Turkey will be responsible for NATO’s rapid response unit within the next few years, NATO Secretary-General Jens Stoltenberg announced yesterday, according to Hurriyet Daily News.
The announcement was made at press conference Ankara, during Stoltenburg’s official visit to the country to discuss regional security issues with Turkish President Recep Tayyip Erdogan.
“I welcome the fact that … Turkey in a couple years will be responsible for VJTF, the so-called Very High Readiness Joint Task Force,” Stoltenberg said.
NATO created the VJTF in 2014 as a “spearhead force” within the NATO Response Forces against risks and threats that might arise in Russia, the Middle East and North Africa. The VJTF is comprised of a multinational 5,000-troop brigade with up to five battalions, supported by air, maritime and special forces units.
“Once fully operational, the VJTP will be supplemented by two additional brigades as a rapid-reinforcement capability in case of a major crisis,” the secretary-general added.
“If activated, the force will be available to move immediately, following the first warnings and indicators of potential threats before a crisis begins to act as a potential deterrent to further escalation,” he concluded.
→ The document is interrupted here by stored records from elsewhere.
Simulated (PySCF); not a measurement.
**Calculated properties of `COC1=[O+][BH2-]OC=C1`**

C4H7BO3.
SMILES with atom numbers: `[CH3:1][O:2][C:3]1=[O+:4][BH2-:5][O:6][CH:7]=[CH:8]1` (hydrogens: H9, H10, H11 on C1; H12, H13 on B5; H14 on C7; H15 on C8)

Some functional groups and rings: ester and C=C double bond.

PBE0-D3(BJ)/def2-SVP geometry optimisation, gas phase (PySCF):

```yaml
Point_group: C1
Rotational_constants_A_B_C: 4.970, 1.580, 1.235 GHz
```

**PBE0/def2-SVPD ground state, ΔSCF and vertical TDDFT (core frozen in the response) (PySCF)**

The secretary-general’s visit to Turkey was prompted by US-led airstrikes last weekend targeting Syrian President Bashar Al-Assad’s regime. The strikes were welcomed by Turkey in the aftermath of a chemical attack on the town of Douma, believed to have been perpetrated by the Assad government.
“We welcome this operation which has eased humanity’s conscience in the face of the attack in Douma, largely suspected to have been carried out by the regime. Attacks with weapons of mass destruction, including chemical weapons, that indiscriminately targets civilians constitute crimes against humanity,” the Turkish foreign ministry said in a statement on Saturday.
However, tensions between Turkey and the US, allies in NATO, remain over the Trump administration’s continued support of Kurdish militias on the Syria border. Washington has backed the Syrian Kurdish YPG group in the fight against Daesh. Turkey considers the YPG a terrorist group and in January launched a military operation in northern Syria’s Afrin region to drive out militants.
Last week, the presidential spokesman Ibrahim Kalin criticised the US for its mixed messages.
“The president of the United States says ‘We’re going to get out of Syria very soon’ and then others say, ‘No, we are staying’,” Kalin said, referring to recent comments from US officials. “Obviously it does create a lot of confusion on the ground, as well as for us. We would like to see some clarity, for them to decide what is the next step, what is the ultimate goal there.”